Search code examples
c++calgorithmnumericalunderflow

Efficient way to compute geometric mean of many numbers


I need to compute the geometric mean of a large set of numbers, whose values are not a priori limited. The naive way would be

double geometric_mean(std::vector<double> const&data) // failure
{
  auto product = 1.0;
  for(auto x:data) product *= x;
  return std::pow(product,1.0/data.size());
}

However, this may well fail because of underflow or overflow in the accumulated product (note: long double doesn't really avoid this problem). So, the next option is to sum-up the logarithms:

double geometric_mean(std::vector<double> const&data)
{
  auto sumlog = 0.0;
  for(auto x:data) sum_log += std::log(x);
  return std::exp(sum_log/data.size());
}

This works, but calls std::log() for every element, which is potentially slow. Can I avoid that? For example by keeping track of (the equivalent of) the exponent and the mantissa of the accumulated product separately?


Solution

  • The "split exponent and mantissa" solution:

    double geometric_mean(std::vector<double> const & data)
    {
        double m = 1.0;
        long long ex = 0;
        double invN = 1.0 / data.size();
    
        for (double x : data)
        {
            int i;
            double f1 = std::frexp(x,&i);
            m*=f1;
            ex+=i;
        }
    
        return std::pow( std::numeric_limits<double>::radix,ex * invN) * std::pow(m,invN);
    }
    

    If you are concerned that ex might overflow you can define it as a double instead of a long long, and multiply by invN at every step, but you might lose a lot of precision with this approach.

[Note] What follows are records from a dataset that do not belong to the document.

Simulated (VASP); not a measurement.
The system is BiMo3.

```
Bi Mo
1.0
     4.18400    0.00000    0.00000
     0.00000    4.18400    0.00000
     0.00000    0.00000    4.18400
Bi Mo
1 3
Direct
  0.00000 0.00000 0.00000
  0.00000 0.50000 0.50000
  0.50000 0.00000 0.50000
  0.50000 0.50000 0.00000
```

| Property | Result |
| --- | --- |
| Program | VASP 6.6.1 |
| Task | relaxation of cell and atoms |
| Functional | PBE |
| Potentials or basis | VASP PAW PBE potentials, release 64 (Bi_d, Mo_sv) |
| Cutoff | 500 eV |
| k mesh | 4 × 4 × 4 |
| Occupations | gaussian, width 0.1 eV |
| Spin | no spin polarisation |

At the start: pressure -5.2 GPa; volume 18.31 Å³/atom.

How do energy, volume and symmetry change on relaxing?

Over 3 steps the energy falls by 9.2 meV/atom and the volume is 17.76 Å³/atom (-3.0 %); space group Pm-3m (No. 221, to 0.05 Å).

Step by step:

    EDIT For large inputs, we can split the computation in several buckets:

    double geometric_mean(std::vector<double> const & data)
    {
        long long ex = 0;
        auto do_bucket = [&data,&ex](int first,int last) -> double
        {
            double ans = 1.0;
            for ( ;first != last;++first)
            {
                int i;
                ans *= std::frexp(data[first],&i);
                ex+=i;
            }
            return ans;
        };
    
        const int bucket_size = -std::log2( std::numeric_limits<double>::min() );
        std::size_t buckets = data.size() / bucket_size;
    
        double invN = 1.0 / data.size();
        double m = 1.0;
    
        for (std::size_t i = 0;i < buckets;++i)
            m *= std::pow( do_bucket(i * bucket_size,(i+1) * bucket_size),invN );
    
        m*= std::pow( do_bucket( buckets * bucket_size, data.size() ),invN );
    
        return std::pow( std::numeric_limits<double>::radix,ex * invN ) * m;
    }